Reviewer: Maria Komodore
Rating (out of 5): ****
Even though The Tracey Fragments, an offbeat Canadian film starring Ellen Page, was made before the wildly successful Juno, it was only after viewers and critics were left dumbfounded by the actress's spot-on, deadpan performance in the latter film that Tracey could get a theatrical (and a subsequent DVD) release in the US.
As with Juno, Page's Tracey is an intelligent, out-of-the-mainstream, teenage girl who's dealing with important issues. But the overall sunny outlook on life that governed Juno is utterly absent in Tracey. Instead, dark and fragmented, the film is the chronicle of a young girl's sick psyche.
Tracey (Page) lives with her abusive and mentally unstable parents in Ontario. She gets picked on at school, where everyone refers to her as "it;" the boy she has a crush on uses her and deserts her in the cruelest way; and her psychiatrist (a man cross-dressing as a woman) is nowhere close to helping her. When her younger brother, who she has hypnotized into believing he's a dog, gets lost under her supervision Tracey leaves home determined to find him -- a decision that unleashes the heroine's emotional breakdown, which really is the film's main subject.

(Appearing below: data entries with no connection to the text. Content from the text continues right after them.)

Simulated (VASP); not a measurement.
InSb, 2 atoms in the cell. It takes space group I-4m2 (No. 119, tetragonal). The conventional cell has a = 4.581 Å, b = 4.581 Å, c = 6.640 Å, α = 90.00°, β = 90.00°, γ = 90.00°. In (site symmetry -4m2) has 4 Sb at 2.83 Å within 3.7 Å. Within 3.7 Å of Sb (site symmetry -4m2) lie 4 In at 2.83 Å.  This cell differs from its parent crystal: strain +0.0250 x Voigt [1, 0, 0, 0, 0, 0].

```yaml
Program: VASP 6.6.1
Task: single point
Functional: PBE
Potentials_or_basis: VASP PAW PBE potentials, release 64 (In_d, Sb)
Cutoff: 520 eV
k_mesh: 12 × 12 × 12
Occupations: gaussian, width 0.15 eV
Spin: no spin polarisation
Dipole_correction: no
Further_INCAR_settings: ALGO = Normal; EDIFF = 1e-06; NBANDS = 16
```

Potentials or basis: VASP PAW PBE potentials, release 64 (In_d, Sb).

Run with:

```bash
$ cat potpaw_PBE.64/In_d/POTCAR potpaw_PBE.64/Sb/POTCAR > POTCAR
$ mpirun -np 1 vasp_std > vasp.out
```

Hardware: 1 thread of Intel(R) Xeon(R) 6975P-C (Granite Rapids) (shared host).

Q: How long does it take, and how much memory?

Employing a split screen gimmick that provides us with different perspectives of the same scene and mixes up the film's chronology, director Bruce McDonald (Highway 61) creates the freaky portrait of a person who's struggling to keep her last threat of sanity. While, at times, watching the multiple screens that pop up simultaneously can be tiresome and confusing, it makes Tracey's experience relatable; an effect further facilitated by the documentary-like aesthetic McDonald's hand held camera and frequent zooming lend to the film. Both cinematically and emotionally daring, watching Tracey is an intense experience.